If there is anything Shields celebrates it is the literary possibilities found in the margins—the workaday domestic spheres where she located her most memorable novels, works like Larry’s Party and The Stone Diaries. The Giardinis’ new book is called Startle and Illuminate, a phrase borrowed from an essay of Margaret Atwood’s. It refers to what Shields believed books should do—to the minor epiphanies both light and dark they should afford their hungry readers. Startle is woven together from interviews, lectures and letters, odds and ends. It blends meditation on craft with pages of straightforward, useful advice. Shields, who taught creative writing at the University of Winnipeg and Humber College, was obviously a committed teacher. “Still, I was surprised to find she had considered the topic so deliberately and so deeply,” says Anne, a lawyer, author and chancellor of Simon Fraser University.
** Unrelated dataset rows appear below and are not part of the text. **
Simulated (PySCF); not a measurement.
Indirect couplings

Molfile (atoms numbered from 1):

“After collecting all the research material, Nicholas came home to Vancouver,” Anne says. “We sat at the large coffee table in our living room and went back and forth. We took turns reading through the papers. It was close. It was lovely.” Combing through her mother’s thoughts was hard to do. “Having Nicholas with me on the project was a buffer.” This is a family accustomed to the art of collaboration. Anne learned it from her mother, with whom she co-wrote and published a short story. Shields did not want her children to feel mystified by the act of writing, and involved them in her work as much as she could. Nicholas is learning his grandmother’s values from the conversations in this book. He is considering becoming a writer and the advice he appreciates most: “To take in my surroundings,” he said, “And be a little more prone to listening.”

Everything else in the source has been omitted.